Hard Lesson to Learn

First off, I’m very new to bonsai. (Ignore the post count, it means nothing.) I’ve been studying bonsai for just under a year and although I’m very exuberant in my interest in the art form, I am still a neophyte. This was made very evident when I attended a workshop with Sandro Segneri on Monday, 5/17/2010. I showed up with two junipers that I had purchased at a local nursery. He looked at them and chose one and said we’d work on that one. I could tell by the look on his face that was wasn’t impressed with either of them. Then I looked at what the other people had brought with them, and I felt my heart sink. I had hamburger and they had fillet mignon. But, it’s what I had to work with, so what could I do? First, he had me cut down the nursery pot to the soil line, then work around the trunk to discover the nebari. Well, there wasn’t much there. Another disappointment. Next, he had me use a brush and sandpaper to remove the old bark until it was down to a soft, cinnamon color. I had never done this to a trunk before. Next, we removed some of the lower branches and made jins and carved shari below them. I had never carved shari before. Next, I wired the secondary and tertiary branches, clockwise or counter-clockwise based on the direction they were to be adjusted. I didn’t know there was a way to wire based on the direction of the movement desired.

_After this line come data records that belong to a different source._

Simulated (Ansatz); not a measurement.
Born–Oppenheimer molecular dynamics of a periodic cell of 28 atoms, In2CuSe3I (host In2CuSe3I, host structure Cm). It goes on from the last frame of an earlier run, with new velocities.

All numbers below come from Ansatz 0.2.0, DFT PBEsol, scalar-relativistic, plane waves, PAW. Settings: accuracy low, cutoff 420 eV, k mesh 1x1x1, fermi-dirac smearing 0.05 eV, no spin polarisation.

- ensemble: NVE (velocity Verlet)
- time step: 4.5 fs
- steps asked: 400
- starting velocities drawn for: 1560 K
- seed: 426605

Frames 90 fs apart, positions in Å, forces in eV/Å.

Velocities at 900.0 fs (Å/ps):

So, as you can see, I learned quite a bit from the workshop. I felt like a first grader attending a college course. Sandro was great, and he took the time to show me how to do the different tasks and didn’t make me feel like I was wasting his time. One of the most important things I learned was not to waste money buying garbage trees. I’d go and spend $10 here and $15 there to acquire what I now recognize as ugly sticks in pots. No taper to the trunks. No nebari. No character at all. I went home and looked at what trees I have collected over the past year and wanted to throw it all on the compost heap. I didn’t, but surely wanted to. The one juniper I have that has any real potential is still on the cusp of mortality after being gathered from my friend’s yard.

Now, I made myself a promise. No more junky trees. Instead of throwing my money away on mediocre stock, I’m going to purchase decent pre-bonsai trees that have real potential. I’ll keep my other trees around to fiddle with, but no more wasting my time acquiring low-potential trees.

I felt like I grew up a little bit this week.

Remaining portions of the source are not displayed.